Mary, Queen of Scots’s love of dogs, especially Maltese terriers, was a frequent source of consolation to her during her turbulent life. These small, white, long-haired and notably affectionate dogs were her companions from infancy to the scaffold. As a five-year-old child, Mary was betrothed and sent abroad to live with the French dauphin, Francis II. Uprooted, disorientated, and unable at first to speak French, she talked mainly with her Scottish governess and played with the 22 dogs at Francis’s court, a collection of pugs, spaniels and Maltese terriers, which Francis used, in turn, to help teach his bride French.
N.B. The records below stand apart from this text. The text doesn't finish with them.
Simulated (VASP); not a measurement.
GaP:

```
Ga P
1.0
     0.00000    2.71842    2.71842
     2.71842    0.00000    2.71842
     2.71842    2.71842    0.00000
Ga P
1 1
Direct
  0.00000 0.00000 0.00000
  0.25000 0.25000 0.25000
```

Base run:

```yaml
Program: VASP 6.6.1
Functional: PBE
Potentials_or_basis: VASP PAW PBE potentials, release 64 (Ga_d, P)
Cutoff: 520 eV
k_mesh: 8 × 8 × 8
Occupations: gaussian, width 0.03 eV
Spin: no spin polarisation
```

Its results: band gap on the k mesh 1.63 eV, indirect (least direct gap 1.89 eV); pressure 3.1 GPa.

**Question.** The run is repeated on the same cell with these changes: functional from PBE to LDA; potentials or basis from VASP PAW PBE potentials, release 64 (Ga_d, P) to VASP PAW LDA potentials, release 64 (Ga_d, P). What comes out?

When she was eighteen, Francis died, leaving Mary a widow in a foreign country. She returned to Scotland to reclaim her throne, accompanied by some favourite dogs. Scotland had become a Protestant country, and Mary was Catholic. Still, she was considered a legitimate sovereign of England by many English Catholics and, when in 1565 she married her Tudor cousin, Lord Darnley, this put further pressure on Elizabeth I – already deeply suspicious of her motives – to recognise Mary as successor to the English throne. The following year, Darnley was found dead, presumed murdered. Mary’s next marriage to Lord Bothwell, believed by some to be Darnley's murderer, provoked an uprising; forced to abdicate the Scottish throne, she fled to England, seeking Elizabeth’s protection – although this was not to be. Perceiving her as a threat, Elizabeth had her arrested and imprisoned for what turned out to be eighteen years. Mary was deprived of contact with friends and relatives, for fear of her plotting against the queen, and her chief companions and source of comfort were, once more, her lapdogs. Her jailor, Bess of Hardwick, reported that she spent hours talking to these dogs about her estranged son, James, and religion. Mary sent a portrait of one favourite dog to James, but it was intercepted and never reached him.

When she was charged with being an accomplice in a plot to murder Queen Elizabeth, Mary was moved to Fotheringhay Castle – damp, dark and miserable – where one comfort, again, was her lapdogs; after a direct appeal to Elizabeth she was allowed to keep them. She was brought to trial, found guilty and sentenced to death. Lord Burghley, William Cecil, had advised Elizabeth I to have Mary executed. His nephew, present at the execution on 8 February 1587, reported to Burghley that after her beheading ‘her lips stirred up and down a quarter of an hour after her head was cut off’, while a small dog, owned by the queen, emerged from hiding. Those present had been disturbed to see her red skirts – the colour of martyrdom – starting to move, as if her body were trying to stand. The executioner, a Mr Bull, found she had hidden her terrier puppy under her farthingale, and this dog, blood-stained and seated between her body and head, refused to leave. Eventually it was forcibly removed and washed clean.